The Greater Boston office market ended 2018 with a bang as absorption gains of nearly one million square feet pushed vacancies down to 11.6% in the fourth quarter of last year, according to a report by a Boston brokerage firm. Year-to-date net absorption totaled nearly 1.6 million square feet as out-of-market demand and local growth resulted in several blockbuster lease transactions. Vacancies ended the year at just 7.1%, more than 100 basis points below year-ago levels. Asking rents continued on their upward trajectory, with rates on select high-rise space in the Back Bay reaching high $90s/SF.

Cambridge’s narrative remains the same– Office space is virtually non-existent. With absorption gains of more than 100,000 square feet, vacancies ended the fourth quarter at just 3.2%. This puts rates 110 basis points below year-ago levels and well below the market’s historical average. Developers struggle to keep pace with such frothy demand, and most leasing activity has been occurring off-market. The lack of available space makes tracking rent observations difficult, but reportedly asking rents in East Cambridge have topped $100/SF in select spaces. With a majority of the new supply already pre-leased, the focus remains on build-to-suit projects as well as redevelopments.
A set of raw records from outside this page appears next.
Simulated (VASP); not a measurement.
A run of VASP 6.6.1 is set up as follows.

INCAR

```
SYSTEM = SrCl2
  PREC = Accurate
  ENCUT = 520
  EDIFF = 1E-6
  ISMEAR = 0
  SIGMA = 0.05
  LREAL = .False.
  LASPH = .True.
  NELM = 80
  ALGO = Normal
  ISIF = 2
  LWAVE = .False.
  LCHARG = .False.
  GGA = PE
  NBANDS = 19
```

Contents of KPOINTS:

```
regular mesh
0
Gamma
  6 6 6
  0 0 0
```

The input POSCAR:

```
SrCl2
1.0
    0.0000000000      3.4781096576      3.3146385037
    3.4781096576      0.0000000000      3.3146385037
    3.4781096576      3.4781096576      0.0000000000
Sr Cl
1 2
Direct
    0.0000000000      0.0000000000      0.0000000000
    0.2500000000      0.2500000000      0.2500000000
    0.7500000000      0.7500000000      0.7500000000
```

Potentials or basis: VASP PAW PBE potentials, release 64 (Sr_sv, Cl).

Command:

Suburban vacancies ended the fourth quarter at 15.1%; 50 basis points below the previous quarter. While Route 128 continues to benefit from proximity to the urban core and a high concentration of executive housing, conditions along the Route 495 belt have improved markedly over the last two quarters. The life science industry is having a material impact on the commercial space markets in the suburbs. Demand from biotech companies is at an all-time high, and suburban landlords are responding. Several buildings/ spaces have already been repositioned for lab use. Others are looking to tap into this outsized demand. In Waltham, 60 Sylvan Road, which is being vacated by Verizon, has been earmarked for lab conversion.

Boston’s capital markets ended the year on a strong note, as $5.7 billion in office assets changed hands and prices neared record highs in 2018. While this puts sales volume 16% below 2017 totals, several blockbuster transactions took place during the fourth quarter. Clearly, Boston remains a highly desirable destination for capital and liquidity should remain steady moving into the new year.